Implementing a New IO Scheduler Algorithm for Mixed Read/Write Workloads

August 3, 2022

Pavel Emelyanov

Introduction

Being a large datastore, ScyllaDB operates many internal activities competing for disk I/O. There are data writers (for instance memtable flushing code or commitlog) and data readers (which are most likely fetching the data from the SSTables to serve client requests). Beyond that, there are background activities, like compaction or repair, which can do I/O in both directions. This competition is very important to tackle; otherwise just issuing a disk I/O without any fairness or balancing consideration, a query serving a read request can find itself buried in the middle of the pile of background writes. By the time it has the opportunity to run, all that wait would have translated into increased latency for the read.

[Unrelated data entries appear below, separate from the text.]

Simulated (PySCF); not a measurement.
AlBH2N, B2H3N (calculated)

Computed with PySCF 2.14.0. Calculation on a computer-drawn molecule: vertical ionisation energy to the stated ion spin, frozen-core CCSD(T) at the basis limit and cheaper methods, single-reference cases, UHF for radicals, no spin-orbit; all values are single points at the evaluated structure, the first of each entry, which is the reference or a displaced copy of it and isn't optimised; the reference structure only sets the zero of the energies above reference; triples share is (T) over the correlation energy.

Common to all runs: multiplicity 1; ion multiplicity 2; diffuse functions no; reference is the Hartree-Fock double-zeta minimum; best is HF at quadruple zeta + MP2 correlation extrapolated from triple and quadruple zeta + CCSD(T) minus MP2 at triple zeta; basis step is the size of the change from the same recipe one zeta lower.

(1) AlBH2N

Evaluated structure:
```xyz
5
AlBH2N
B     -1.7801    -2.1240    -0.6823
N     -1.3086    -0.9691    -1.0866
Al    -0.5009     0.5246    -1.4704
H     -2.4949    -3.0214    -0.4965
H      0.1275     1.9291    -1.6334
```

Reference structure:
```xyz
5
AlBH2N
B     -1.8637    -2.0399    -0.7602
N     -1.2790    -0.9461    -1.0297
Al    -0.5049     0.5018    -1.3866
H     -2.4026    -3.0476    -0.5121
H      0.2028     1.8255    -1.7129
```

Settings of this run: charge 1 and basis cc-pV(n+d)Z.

While keeping the in-disk concurrency at a reasonably high level to utilize disk internal parallelism, it is then better for the database not to send all those requests to the disk in the first place, and keep them queued inside the database. Being inside the database, ScyllaDB can then tag those requests and through prioritization guarantee quality-of-service among various classes of I/O requests that the database has to serve: CQL query reads, commitlog writes, background compaction I/O, etc.

That being said, there’s a component in the ScyllaDB low-level engine called the I/O scheduler that operates several I/O request queues and tries to maintain a balance between two inefficiencies — overwhelming the disk with requests and underutilizing it. With the former, we achieve good throughput but end up compromising latency. With the latter, latency is good but throughput suffers. Our goal is to find the balance where we can extract most of the available disk throughput while still maintaining good latency.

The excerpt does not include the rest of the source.